The recent deaths of writers Tom Wolfe and Philip Roth provided me the opportunity to revisit more than just their books and novels, but gave me license to re-examine what I had written about them in The Book Shopper: A Life in Review (2009), this blog's namesake. Rather than force blog readers to order a copy of The Book Shopper on Amazon or wait until I drop a copy in my little neighborhood library, I have posted a few scans of a couple sidebars from The Book Shopper.
This excerpt is about my longtime friend and collaborator Dave who has been my book shopping mentor since 1979. I am proud to say that Dave and I still keep in touch. He and I even did a brief collaboration on Down & Outbound: A Mass Transit Satire (2016) as well (also available on Amazon). Dave is still a huge Roth fan and below is his account of meeting Roth at a reading in Seattle in 1993.
I am not as a big Roth fan as Dave, but I did read Roth's The Plot Against America (2010), which has regained some notoriety because of its haunting similarity to our current political climate. In the novel, the populist Charles Lindbergh is elected President of the United States instead of Franklin Delano Roosevelt and becomes somewhat of a dictator, endorsing the policies Adolf Hitler and removing many civil liberties.
I still have one book on my Roth reading list -- The Great American Novel, (1973) which is a whimsical novel about baseball.
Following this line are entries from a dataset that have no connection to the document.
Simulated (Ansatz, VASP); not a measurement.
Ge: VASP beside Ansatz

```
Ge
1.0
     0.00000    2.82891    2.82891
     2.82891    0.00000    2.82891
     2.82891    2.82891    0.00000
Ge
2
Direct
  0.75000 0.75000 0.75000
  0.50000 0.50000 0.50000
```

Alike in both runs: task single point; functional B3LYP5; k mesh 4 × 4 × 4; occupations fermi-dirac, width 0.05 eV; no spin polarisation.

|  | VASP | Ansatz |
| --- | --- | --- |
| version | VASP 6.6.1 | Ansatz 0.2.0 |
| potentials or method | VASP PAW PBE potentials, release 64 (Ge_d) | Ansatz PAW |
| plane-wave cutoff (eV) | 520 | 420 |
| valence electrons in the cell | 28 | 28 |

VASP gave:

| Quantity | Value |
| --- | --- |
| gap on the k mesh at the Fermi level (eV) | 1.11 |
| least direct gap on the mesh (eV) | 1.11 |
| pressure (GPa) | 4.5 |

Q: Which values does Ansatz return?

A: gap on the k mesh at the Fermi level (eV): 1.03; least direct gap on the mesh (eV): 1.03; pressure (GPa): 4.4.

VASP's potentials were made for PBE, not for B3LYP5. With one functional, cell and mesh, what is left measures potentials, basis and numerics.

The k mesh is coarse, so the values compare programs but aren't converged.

I have been reading Tom Wolfe since college in the 1970s and you can still find a tattered paperback of The Electric Kool-Aid Acid Test next to my copy of Kandy-Kolored Tangerine-Flaked Streamlined Baby (1966). My favorite books of his are The Right Stuff (1979) about the Mercury astronauts and the early days of the NASA space program and one of his lesser known works --From Bauhaus to Our House, (1981) his slim primer about twentieth-century architecture.
Now that I live in Atlanta, his A Man in Full (1998) which I read before moving here, has more meaning to me than just as a fancy plant holder.